For me, Opus Dei has been a great support. It encourages me to keep looking for ways to care for my home and my outside work. It has taught me to pray, to carry out my daily duties with love for God and for others--trying to love God's will, even if that's sometimes not so easy. This help is very good for me in struggling to fulfill the will of God, for that means striving to fulfill some important aspirations: making my husband and children happy while at the same time helping the people I work with.
I owe it all to St. Josemaria, whose magnificent way of writing and preaching contains lessons that are closely connected to the realities of life and show how to put them into daily practice. I consider him a father, a friend, and a counselor to whom I can go often to ask for help. I've learned from him almost everything that has to do with the spiritual side of life; before I met Opus Dei I knew very little about that. For example: I thought the Eucharist was no more than a symbol and that to pray meant reciting long formulas. One of his sayings has especially impressed me: "Do what you ought, and give it all you've got."
I try to devote my best energies to my family, giving them the time each one needs. When I get home at 6:30 in the evening (4:30 on two days of the week), I make an effort to smile at my children and forget about the problems I've had to take care of at work in much less time than most managers devote to them.
From the start, I've had to develop my firm from the ground up; I wanted it to accomplish something useful under my own direction (being my own boss). It was an opportunity to put into practice what I learned while working on my degree in economics.
My original intention was to create a service association that would help people find ways to harmonize work inside and outside the home. I soon realized that the first condition for my success would be to help others who already work in this field to improve their personal preparation.
That led me to refocus my project toward updating my professional formation. After doing some research, I think I can freely offer that formation to people who work in the home. The primary aim at present is the formation of baby sitters, domestic employees, and persons who care for the elderly.

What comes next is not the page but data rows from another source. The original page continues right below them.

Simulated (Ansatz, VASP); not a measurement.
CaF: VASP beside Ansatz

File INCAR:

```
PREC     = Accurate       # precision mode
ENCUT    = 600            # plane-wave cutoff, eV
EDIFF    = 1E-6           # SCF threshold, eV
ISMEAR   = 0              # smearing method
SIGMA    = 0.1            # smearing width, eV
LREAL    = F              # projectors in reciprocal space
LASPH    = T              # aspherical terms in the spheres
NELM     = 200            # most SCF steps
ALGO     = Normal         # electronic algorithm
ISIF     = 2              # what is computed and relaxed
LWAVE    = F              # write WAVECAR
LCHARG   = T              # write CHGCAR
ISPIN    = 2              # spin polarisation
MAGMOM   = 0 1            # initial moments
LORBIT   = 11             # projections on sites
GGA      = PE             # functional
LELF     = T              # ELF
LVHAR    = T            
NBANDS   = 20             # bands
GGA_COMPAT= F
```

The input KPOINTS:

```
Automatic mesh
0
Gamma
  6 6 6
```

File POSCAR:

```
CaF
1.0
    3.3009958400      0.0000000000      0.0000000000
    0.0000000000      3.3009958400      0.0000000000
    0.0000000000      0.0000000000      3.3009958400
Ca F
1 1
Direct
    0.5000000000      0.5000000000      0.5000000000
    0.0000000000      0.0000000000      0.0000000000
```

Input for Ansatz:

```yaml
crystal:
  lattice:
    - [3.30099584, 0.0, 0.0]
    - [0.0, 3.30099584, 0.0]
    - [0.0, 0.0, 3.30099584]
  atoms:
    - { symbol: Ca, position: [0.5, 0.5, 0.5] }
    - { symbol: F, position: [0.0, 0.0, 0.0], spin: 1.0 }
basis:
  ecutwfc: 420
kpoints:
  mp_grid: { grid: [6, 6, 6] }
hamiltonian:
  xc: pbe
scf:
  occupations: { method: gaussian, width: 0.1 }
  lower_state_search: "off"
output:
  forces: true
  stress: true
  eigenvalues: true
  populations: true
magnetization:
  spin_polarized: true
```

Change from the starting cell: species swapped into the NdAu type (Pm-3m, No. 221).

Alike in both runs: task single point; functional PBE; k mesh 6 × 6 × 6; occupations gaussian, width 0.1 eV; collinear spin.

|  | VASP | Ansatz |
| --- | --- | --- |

This includes everything that has to do with running a home and taking care of children (accident prevention, safety, reinforcing parental authority, assessing their teaching competence, etc.). We are developing something I think will be noteworthy in this field.
This is why I have to make the best use of my time; it isn't so simple to see how family and profession come together. Sometimes there is a good fit: By first attending to the children and caring for the home, I can work with no sense of guilt, trying to be serene both at home and at work.